For some reason, my teenage schoolmates don’t see me as old and encouraged me to go to class. After taking several innocuous criticisms from my teachers, I decide to leave with my tail between my legs.

By the way, I do have my high school diploma. I also have a theory as to why this dream keeps coming back to haunt me.

In high school, I was a very bad student during my junior year. I ditched a lot and did poorly in math and science.

In the first semester of my senior year, my guidance counselor had a meeting with me and my mother. Prior to the meeting, I made my mother promise to stay silent. Reluctantly, she agreed.

My counselor said, I will not be graduating. The only way I could get a diploma was either repeating my senior year or go to adult night school. All this, was of course, my fault and I knew it. I asked if there was anything that could be done. Her words stay with me to this day, given the type of student you are, no.

My mother exited the office in horrible shame. I went to my Spanish class (easy A) and then I had a panic attack. I was crying and hyperventilating. My mind and heart were racing like NASCAR!  I was in the nurse’s station for a couple of hours.

After some time alone to think, I went back to the counselor’s office. Actually, I barged in. I asked her how many credits did I need to graduate. She flippantly said, too many for you to make up. I told her that I didn’t care how long my days would be in order to get those credits. I was going to graduate with my friends.

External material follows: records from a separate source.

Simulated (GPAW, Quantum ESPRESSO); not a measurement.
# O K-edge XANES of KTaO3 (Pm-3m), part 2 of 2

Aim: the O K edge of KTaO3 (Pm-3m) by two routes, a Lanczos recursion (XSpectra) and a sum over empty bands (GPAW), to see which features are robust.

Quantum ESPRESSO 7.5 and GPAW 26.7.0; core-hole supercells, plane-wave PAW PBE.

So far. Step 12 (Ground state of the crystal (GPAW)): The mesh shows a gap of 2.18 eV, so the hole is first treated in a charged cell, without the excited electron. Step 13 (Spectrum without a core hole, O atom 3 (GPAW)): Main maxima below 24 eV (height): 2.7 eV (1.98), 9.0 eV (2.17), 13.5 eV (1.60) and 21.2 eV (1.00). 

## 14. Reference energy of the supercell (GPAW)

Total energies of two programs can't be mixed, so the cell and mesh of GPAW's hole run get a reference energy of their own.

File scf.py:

She said, okay with no confidence in her voice. We proceeded to plot out a course. I ending up taking an obscene number of classes. I passed all of them and got to graduate on time.

My mother was proud of me for not letting the counselor dictate my future. Had my mother not promised to stay quiet, she would have cussed her out and my mother doesn’t cuss … ever. Is this trying episode in my life the reason for these strange dreams? I don’t know, but I’m sure it probably has something to do with it.